One approach might first compute the sphere that contains an entire tetrahedron when it is rotating at the given angular velocity vector, if it was not moving linearly. You can compute a rotation circle for each vertex, and derive the sphere from that. Given a sphere, we can now approximate the extruded CCD volume as a cylinder with the radius of the sphere and progressing along the linear velocity vector. Finding collisions of such cylinders gets us a first approximation for an area to search for collisions in.
A second, complementary approach might attempt to approximate the actual volume traced by each triangle by breaking it down into small, almost-prismatic sub-volumes. It would take the triangle positions at two increments of time, and add surfaces generated by tracing the triangle vertices at those moments. It's an approximation because it connects a straight line rather than an actual curve. For the approximation to avoid gross errors, the duration between each successive moments needs to be short enough such that the triangle only completes a small fraction of a rotation. The duration can be derived from the angular velocity.
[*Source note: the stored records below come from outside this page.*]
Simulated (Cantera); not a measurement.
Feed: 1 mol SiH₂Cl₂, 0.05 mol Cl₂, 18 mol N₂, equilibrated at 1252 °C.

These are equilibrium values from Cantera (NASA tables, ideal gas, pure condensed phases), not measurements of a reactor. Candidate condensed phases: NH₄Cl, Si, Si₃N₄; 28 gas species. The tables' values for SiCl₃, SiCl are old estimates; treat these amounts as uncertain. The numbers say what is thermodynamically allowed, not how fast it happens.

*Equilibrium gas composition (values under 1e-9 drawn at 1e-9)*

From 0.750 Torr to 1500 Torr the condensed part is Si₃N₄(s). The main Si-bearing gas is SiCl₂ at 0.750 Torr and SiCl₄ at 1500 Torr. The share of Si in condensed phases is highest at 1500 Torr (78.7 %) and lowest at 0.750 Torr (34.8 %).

The second approach creates many more polygons! You can use the first approach to limit the search volume, and then use the second to get higher precision.
If you're solving this for a game engine, you might find the precision of above sufficient (I would still shudder at the computational cost). If, rather, you're writing a CAD program or working on your thesis, you might find it less than satisfying. In the latter case, you might want to refine the second approach, perhaps by a better geometric description of the volume occupied by a turning, moving triangle -- when limited to a small turn angle.
I have spent quite a lot of time wondering about geometry problems like this one, and it seems like accurate solutions, despite their simple statements, are way too complicated to be practical, even for analogous 2D cases.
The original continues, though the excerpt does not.